/snake

Micro Snake, based on Simon Huggins snake game.

Primary LanguageC

Micro Snake

ASCII Image of Micro Snake

The theme started with Micro Tetris continues with this version of the snake (worm) game. It is very small and only utilizes ANSI escape sequences to draw the board. Hence, very suitable for embedded devices.

Introduction

From Wikipedia:

Snake is a video game released during the mid 1970s and has maintained popularity since then, becoming somewhat of a classic. The first known microcomputer version of Snake, titled 'Worm', was programmed in 1978 by P. Trefonas (USA) on the TRS-80 computer, and published by CLOAD magazine the same year. This was followed shortly afterwards with versions from the same author for the PET and Apple II computers. A microcomputer port of Hustle was first written by P. Trefonas in 1979 and published by CLOAD magazine [2]. This was later released by Milton Bradley for the TI-99/4A in 1980.

Playing the game

The aim of the game is to collect the gold ($), avoid cactuses (*) and borders, including colliding with the tail of the snake itself. As you collect gold, the snake gets longer, thus increasing the likelihood of crashing into yourself. When all gold has been collected you are hauled to the next level without any warning. For each new level the snake gets longer and the amount of gold and cactuses increases.

You get scored according to the length of the snake and the number of cactuses on the screen. The speed increases every 5 levels. You get a bonus of 1000 points when you complete each level.

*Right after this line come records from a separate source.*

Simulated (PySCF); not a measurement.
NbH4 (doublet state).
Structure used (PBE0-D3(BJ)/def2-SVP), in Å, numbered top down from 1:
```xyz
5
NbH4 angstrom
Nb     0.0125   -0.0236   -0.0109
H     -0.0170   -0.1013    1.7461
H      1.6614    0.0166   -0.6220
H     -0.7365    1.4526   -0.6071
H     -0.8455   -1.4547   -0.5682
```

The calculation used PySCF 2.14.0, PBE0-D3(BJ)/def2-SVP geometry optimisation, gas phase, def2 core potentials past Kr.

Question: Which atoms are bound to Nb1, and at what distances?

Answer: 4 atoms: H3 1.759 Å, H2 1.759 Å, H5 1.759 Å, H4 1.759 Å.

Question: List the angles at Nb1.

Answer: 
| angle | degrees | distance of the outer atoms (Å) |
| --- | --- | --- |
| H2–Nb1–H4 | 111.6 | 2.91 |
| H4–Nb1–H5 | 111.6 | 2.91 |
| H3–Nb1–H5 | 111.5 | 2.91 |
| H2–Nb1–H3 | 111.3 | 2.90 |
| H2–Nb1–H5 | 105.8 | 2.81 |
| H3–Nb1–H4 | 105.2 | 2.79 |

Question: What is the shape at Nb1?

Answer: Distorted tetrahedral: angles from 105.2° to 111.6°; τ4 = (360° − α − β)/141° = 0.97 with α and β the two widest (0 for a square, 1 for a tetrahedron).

Note: There is no concept of lives. Once you hit an obstacle, that's it, game over.

To move the snake:

a - Up,
z - Down,
o - Left
p - Right

f - Left turn
j - Right turn

q - Quit the game at any time.

There is a define in snake.h you can change if you want to alter these settings. Make sure you do not have caps lock on, otherwise the keys will fail to respond.

Origin & References

Micro Snake is based on an original implementation by Simon Huggins. Current maintainer is Joachim Nilsson.

The orignal version of the source code is available as the first commit of the official Git repository. Note that Simon's original use library functions that are not available on all systems -- it was designed using Borland C++ Builder / Turbo C. Most of this has been refactored during the porting effort to GNU/Linux. There has also been some game design changes to improve the overall feeling.